Upon hearing his talk, I felt guilty that I had never read McDonough’s seminal book (co-authored with Michael Braungart), “Cradle to Cradle”.  So I finally got around to reading it – and what an interesting read it is!

One of the key points of “Cradle to Cradle” is that it is critically important to adopt an entirely new design philosophy for products and buildings in which all of the intrinsic materials have a valuable post-life use. Put another way, given our planet’s finitude, nothing is really disposal, so the materials that things are made from must ultimately have many uses over many life cycles.

As McDonough argues, this is a bigger idea than recycling or efficiency – which he calls merely doing “less bad,” not good enough for the long-haul.  Rather, McDonough’s proposed approach is more revolutionary, fundamental and profound. It requires a much broader way of thinking during the design process, expanding beyond solely customer considerations in narrow “use” contexts.  The supplier needs to become the de facto owner of the thing for not only its service life, but for after as well.  In other words, this mindshift compels the designer to ask, “What can the thing be used for after the customer no longer uses it?”

In some ways, materials companies may be uncommonly well-positioned to employ what McDonough terms “eco-effective” design principles. Integrators may actually be “too close” to the customer to see, understand or frankly care about the post-customer experience. On the other hand, materials companies are in the business of developing materials with superior functionality. This functionality can not only be characterized by parameters associated with direct product uses, but also by parameters relating to re-usability.

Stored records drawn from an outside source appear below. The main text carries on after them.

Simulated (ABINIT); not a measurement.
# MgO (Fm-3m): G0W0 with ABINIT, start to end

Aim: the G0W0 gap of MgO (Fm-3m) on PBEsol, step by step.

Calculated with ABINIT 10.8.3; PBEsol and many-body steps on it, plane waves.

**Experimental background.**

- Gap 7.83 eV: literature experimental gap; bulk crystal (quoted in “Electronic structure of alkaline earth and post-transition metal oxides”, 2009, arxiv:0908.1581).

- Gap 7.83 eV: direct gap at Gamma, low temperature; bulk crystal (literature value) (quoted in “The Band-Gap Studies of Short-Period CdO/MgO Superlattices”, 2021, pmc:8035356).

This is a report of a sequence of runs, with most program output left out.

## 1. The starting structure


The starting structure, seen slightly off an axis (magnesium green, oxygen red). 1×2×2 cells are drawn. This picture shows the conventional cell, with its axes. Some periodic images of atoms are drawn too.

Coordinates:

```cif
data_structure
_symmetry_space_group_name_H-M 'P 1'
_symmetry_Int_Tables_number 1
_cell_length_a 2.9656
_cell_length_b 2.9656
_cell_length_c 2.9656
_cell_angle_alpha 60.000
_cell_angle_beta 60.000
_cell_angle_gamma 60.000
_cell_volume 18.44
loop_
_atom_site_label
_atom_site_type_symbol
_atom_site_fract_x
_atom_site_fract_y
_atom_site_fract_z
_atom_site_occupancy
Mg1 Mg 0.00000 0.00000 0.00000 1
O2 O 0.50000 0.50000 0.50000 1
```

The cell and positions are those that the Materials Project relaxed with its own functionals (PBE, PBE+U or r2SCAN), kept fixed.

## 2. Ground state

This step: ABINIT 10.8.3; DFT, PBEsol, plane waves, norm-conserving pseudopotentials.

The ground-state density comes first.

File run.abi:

McDonough’s message should have found an interested audience in Cleveland, given our region’s long-held pre-eminence in materials science and development. Many local corporations – such as Ferro, RPM, Sherwin-Williams, and Lubrizol– generate billions of dollars of revenue based on expertise in materials. Companies such as these should acutely recognize the large long-term opportunities afforded by developing “eco-effective” materials, and products/buildings based on those materials.

Let’s hope that leaders from these companies were in the audience that evening a few months ago when McDonough came to town. Or, at the very least, that they have since read a copy of “Cradle to Cradle.”